Pain is a great teacher and is sometimes necessary for us to grow.

One of my greatest hopes as a dad is that my kids will avoid some of the pain I’ve endured. I want to teach them so they don’t repeat the mistakes I’ve made and feel their sting. But pain is a great teacher and is sometimes necessary for us to grow. Sometimes we need to let our kids feel the natural consequences of their actions. Here are 5 signs your kids will need to have life lessons learned the hard way.

1. They ignore advice.

I was joking with a coworker the other day and told her she could ignore my advice. She told me she never ignores my advice, even when she’s throwing it in the trash. I wasn’t offended in the slightest. That’s what we should do with all advice. It doesn’t need to be followed, but always should be considered. This is especially true if the advice is given by someone with experience. If your kids ignore your advice, they are probably choosing the painful road to learning.

2. They repeat the same mistakes over and over.

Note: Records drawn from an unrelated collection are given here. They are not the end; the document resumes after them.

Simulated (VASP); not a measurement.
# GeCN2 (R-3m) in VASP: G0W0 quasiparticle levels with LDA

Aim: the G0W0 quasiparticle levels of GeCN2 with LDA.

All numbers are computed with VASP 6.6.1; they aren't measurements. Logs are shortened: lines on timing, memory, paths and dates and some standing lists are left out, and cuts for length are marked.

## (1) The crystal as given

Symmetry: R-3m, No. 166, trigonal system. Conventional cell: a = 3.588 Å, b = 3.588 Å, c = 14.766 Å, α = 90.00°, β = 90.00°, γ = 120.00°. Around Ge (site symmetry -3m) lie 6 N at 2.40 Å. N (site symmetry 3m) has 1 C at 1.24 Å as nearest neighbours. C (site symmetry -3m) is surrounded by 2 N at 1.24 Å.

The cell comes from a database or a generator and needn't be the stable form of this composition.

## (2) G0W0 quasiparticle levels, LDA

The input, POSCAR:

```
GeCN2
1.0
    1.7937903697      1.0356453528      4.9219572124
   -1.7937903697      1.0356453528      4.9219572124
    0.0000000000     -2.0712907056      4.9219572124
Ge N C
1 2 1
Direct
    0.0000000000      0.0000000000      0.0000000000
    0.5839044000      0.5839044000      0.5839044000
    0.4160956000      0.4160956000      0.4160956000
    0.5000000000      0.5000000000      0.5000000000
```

I love my daughter. She’s one of the most compliant kids a dad could ever ask for, but her Achilles heel is creating messes—messes so bad you can’t even walk in her room. It routinely takes her painstaking and tear-filled hours to clean. I’ve tried to teach her every way I can think of to avoid the pain of long clean-ups but to no avail. If a child makes the same mistakes over and over, hopefully he or she will finally get tired enough of the pain to make a change.

3. They surround themselves with bad influences.

You eventually become what you surround yourself with. Bad influences will lead us to make poor decisions and live with increased stress and drama. If your kids won’t listen to your warnings, they’ll suffer the pain and exhaustion of these influences. Whatever you do, don’t cut them off or heap shame on them. You don’t want to damage your relationship, especially if and when they finally come to their senses.

4. They consistently take unnecessary risks.

The easiest soldiers to send to the front lines are teenagers. Their ability to see the consequences of risk is limited. That’s why we need to help them forecast it. Then there are those who are risk junkies. It’s like a drug to them, making them feel exhilarated and alive. For those kids, we need to find healthy outlets of risk and adventure that have lower rates of consequences like white water rafting, hiking, and rock climbing. When our kids take unnecessary risks, the potential for disaster is too great to let it work itself out.

5. They lie.

I once read something that said that “the worst part of lying is when you get caught.” I disagree. The worst part of lying is when you get away with it. It teaches you that you can enter into destructive behavior and then cover it up. Ultimately, our character and integrity suffer, which negatively impacts our lives in every way, from our careers to our relationships. In our house, lying receives the most difficult disciplinary actions because there is so much at risk. Do whatever you can to help them avoid the hard way with this one.

Sound off: What are some other possible signs that kids need some life lessons learned the hard way?

Huddle up with your kids and ask, “Which way would you rather learn: by the consequences I choose for you or by natural consequences?”